What is the best way to use multiple fonts ? (in multilingual ebooks, for example)

First of all, I noticed two different behaviours depending on the filename of the ebook (please do correct me if I am wrong):
  • .epub (regular epub) : if the stylesheet doesn't specify a font, one and only one font is applied to all the book. An empty box is displayed if a character doesn't exist in the font.
    • Example: if you choose a chinese font, the chinese will be correctly displayed but some pronunciation in latin characters (pinyin) might be broken because of the lack of accents in this font. Even if there are plenty of fonts with accent installed by default on the device.
  • .kepub.epub (access epub) : if no stylesheet is specified in the book, the engine can use different fonts to match all the characters (chinese, arabic, hebrew, tibetan...) in the book (the loading of fonts can take some time, though)
    • Example: in a bilingual epub showing sanskrit, and french, as long as there is a sanskrit font installed in the device, two different fonts will be applied to the text, depending on the language of the word.
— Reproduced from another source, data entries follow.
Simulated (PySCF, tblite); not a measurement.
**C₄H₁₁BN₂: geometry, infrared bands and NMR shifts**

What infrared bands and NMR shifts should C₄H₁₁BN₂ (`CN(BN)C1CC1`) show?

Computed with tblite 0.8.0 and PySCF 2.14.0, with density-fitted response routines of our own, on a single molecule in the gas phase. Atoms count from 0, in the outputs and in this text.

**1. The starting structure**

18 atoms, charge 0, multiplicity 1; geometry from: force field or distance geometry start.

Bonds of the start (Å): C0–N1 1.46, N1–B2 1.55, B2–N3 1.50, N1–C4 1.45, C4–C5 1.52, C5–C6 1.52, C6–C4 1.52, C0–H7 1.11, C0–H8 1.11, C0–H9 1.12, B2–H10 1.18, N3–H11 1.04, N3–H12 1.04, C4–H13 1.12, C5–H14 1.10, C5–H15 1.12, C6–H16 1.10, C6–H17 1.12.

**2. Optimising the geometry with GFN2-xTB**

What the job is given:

Are there other options than those?
  1. include specific fonts inside the epub, and using the stylesheet to display them
    • Perfect control: the book will be correctly displayed whether the user has installed the fonts or not, and whether the book is an epub or a kepub.epub.
    • Heavier book (especially for large CJK (chinese, japanese, korean) fonts
    • No liberty for the user (unless the user re-edits the stylesheet)
  2. letting the user choose them in the device
    • very difficult with regular epub (only one font for the whole book)
    • requires that the different characters sets of the book have corresponding fonts installed on the device (an advice at the beginning of the book would be nice)
  3. having a stylesheet with generic font families
    • Would eventually work on regular epub and kepub.epubs
    • no guaranty on the result
    • Unfortunately, the font-family doesn't apply to character sets (who knows how to use the "unicode-range" css property? And how is it understood by our engines?)

I consider that there is no definite solution, and that everyone has to deal with the three dimensions of the problem (size - liberty - simplicity) depending on the expected audience of their production.

I would be happy to hear about your ideas, tips, tricks and the different solutions you use (or would be using).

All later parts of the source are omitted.